201 Hood Avenue Heretaunga, Upper Hutt

The story

201 Hood Ave Heretaunga, street scene 2018

Reason for the name

Hood Avenue was named after HMS Hood. The HMS Hood pennant number 51 was the last battlecruiser built for the Royal Navy. HMS Hood. was sunk on 24 May 1941 after battle with the German battleship Bismark and heavy cruiser Prinz Eugen. New Zealanders were in the total of 1,415 of her crew who died and only three survived.

The street was not named after Malcolm Hopkins Hood (1895-1963) who served with the Upper Hutt Borough Councillor (1929-1933). The street was not named after the airman Captain George Hood who vanished in 1928 while attempting a trans-Tasman flight from Sydney Australia to the Trentham racecourse. Hood Avenue was formerly named Hood Street. Hood Avenue was recorded in the Wises NZ Post Office Directory 1955 & 1959 & 1961-1962 volumes.

HMS Hood (pennant number 51) was the last battlecruiser built for the Royal Navy. Commissioned in 1920, she was named after the 18th-century Admiral Samuel Hood. One of four Admiral-class battlecruisers ordered in mid-1916, Hood had design limitations, though her design was revised after the Battle of Jutland and improved while she was under construction. For this reason she was the only ship of her class to be completed. Despite the appearance of new and more modern ship designs over time, Hood remained the largest and most powerful warship in the world for twenty years after her commissioning and her prestige was reflected in her nickname "The Mighty Hood".

The known New Zealander killed on the Hood was Sub-Lieutenant Stanley Watkinson, Paymaster RNZN attached to the Royal Navy.  Watkinson was the first candidate in a scheme which enabled New Zealanders to become career officers in the Royal New Zealand Navy. Killed in action aboard HMS Hood off the coast of Greenland on 24 May 1941.

Hood was involved in several showing the flag exercises between her commissioning in 1920 and the outbreak of war in 1939, including training exercises in the Mediterranean Sea and a circumnavigation of the globe with the Special Service Squadron in 1923 and 1924. She was attached to the Mediterranean Fleet following the outbreak of the Second Italo-Abyssinian War. When the Spanish Civil War broke out, Hood was officially assigned to the Mediterranean Fleet until she had to return to Britain in 1939 for an overhaul. By this time, advances in naval gunnery had reduced Hood's usefulness. She was scheduled to undergo a major rebuild in 1941 to correct these issues, but the outbreak of World War II in September 1939 forced the ship into service without the upgrades.

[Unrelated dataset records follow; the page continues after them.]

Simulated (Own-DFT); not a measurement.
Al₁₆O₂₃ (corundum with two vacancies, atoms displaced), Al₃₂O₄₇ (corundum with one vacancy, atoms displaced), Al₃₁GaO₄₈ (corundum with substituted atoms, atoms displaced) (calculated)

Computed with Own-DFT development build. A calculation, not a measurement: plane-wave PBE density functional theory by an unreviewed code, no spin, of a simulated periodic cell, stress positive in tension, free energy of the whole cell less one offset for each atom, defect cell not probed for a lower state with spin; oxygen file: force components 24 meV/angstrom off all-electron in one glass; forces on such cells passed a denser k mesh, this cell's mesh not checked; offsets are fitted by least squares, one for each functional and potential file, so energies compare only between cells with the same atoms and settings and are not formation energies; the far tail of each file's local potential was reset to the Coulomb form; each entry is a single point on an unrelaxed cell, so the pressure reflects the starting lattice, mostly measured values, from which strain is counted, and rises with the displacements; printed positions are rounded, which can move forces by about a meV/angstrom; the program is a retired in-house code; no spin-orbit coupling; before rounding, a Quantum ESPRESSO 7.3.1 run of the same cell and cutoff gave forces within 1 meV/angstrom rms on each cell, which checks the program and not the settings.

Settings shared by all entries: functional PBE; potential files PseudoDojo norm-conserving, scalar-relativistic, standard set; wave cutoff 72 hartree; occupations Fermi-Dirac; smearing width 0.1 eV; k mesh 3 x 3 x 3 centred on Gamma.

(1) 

When war with Germany was declared, Hood was operating in the area around Iceland, and she spent the next several months hunting for German commerce raiders and blockade runners between Iceland and the Norwegian Sea. After a brief overhaul of her propulsion system, she sailed as the flagship of Force H, and participated in the destruction of the French Fleet at Mers-el-Kebir. Relieved as flagship of Force H, Hood was dispatched to Scapa Flow, and operated in the area as a convoy escort and later as a defence against a potential German invasion fleet. In May 1941, she and the battleship Prince of Wales were ordered to intercept the German battleship Bismarck and the heavy cruiser Prinz Eugen, which were en route to the Atlantic where they were to attack convoys. On 24 May 1941, early in the Battle of the Denmark Strait, Hood was struck by several German shells, exploded and sank within three minutes, with the loss of all but three of her crew. Due to her perceived invincibility, the loss affected British morale.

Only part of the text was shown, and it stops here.